I'm mostly thinking Tornado/Python, where the async stuff happened via generators (IE, the "yield" keyword). But that meant there were large chunks of the python standard library that were basically off limits because they blocked and couldn't be used with a generator, so if you used those functions the main event loop would be stuck waiting.
For node, we happen to have a server that calls into a geometric modeler (for collaborative 3d modeling). Since it's doing a lot of math, you could totally conceive that while an expensive modeling operation is running and chewing through CPU cycles, all the other sessions on the system are just waiting. That's kind of a specific use case admittedly, but with threads it wouldn't even be an issue, but with async it's a problem. I get there's ways around it (offload the work to a worker process asynchronously, for instance, which is what we're doing), but it's annoying that it's a thing I have to think about when the functionality is built into the OS.
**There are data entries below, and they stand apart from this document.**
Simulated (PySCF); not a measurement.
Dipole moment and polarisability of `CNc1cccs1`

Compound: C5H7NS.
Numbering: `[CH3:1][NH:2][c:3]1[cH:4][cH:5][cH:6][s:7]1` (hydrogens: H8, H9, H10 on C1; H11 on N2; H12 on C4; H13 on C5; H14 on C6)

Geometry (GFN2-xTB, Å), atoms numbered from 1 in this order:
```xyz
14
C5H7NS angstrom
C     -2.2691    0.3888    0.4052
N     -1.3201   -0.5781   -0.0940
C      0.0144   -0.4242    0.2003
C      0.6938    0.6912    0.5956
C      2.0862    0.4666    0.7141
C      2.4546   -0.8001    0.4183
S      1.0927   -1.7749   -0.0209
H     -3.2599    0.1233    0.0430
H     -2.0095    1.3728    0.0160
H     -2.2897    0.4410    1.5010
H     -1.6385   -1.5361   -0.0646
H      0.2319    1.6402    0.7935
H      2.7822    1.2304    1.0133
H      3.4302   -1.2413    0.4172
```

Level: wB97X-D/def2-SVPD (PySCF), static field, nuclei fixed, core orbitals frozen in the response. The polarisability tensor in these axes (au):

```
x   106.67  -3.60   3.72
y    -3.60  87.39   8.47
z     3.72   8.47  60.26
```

Some of these cooperatively multithreaded implementations have "green" varieties of all your standard functions; these are greenlet-aware (that is, aware of the cooperative threading & I/O loop that's happening) functions that do things like, for example, sleep. So, you might have a my_green_library.sleep and a calls_the_os.sleep; the latter of which will yield the hardware thread directly to the OS, and block that thread completely until its done. Whereas the former will perform a sort of userland context switch, and note something to the I/O loop, and then sleep until the next event.
Worse, this problem makes composition hard: you need to know the entire implementation of any function you call, in order to be aware of whether or not it will cause the calling thread to block.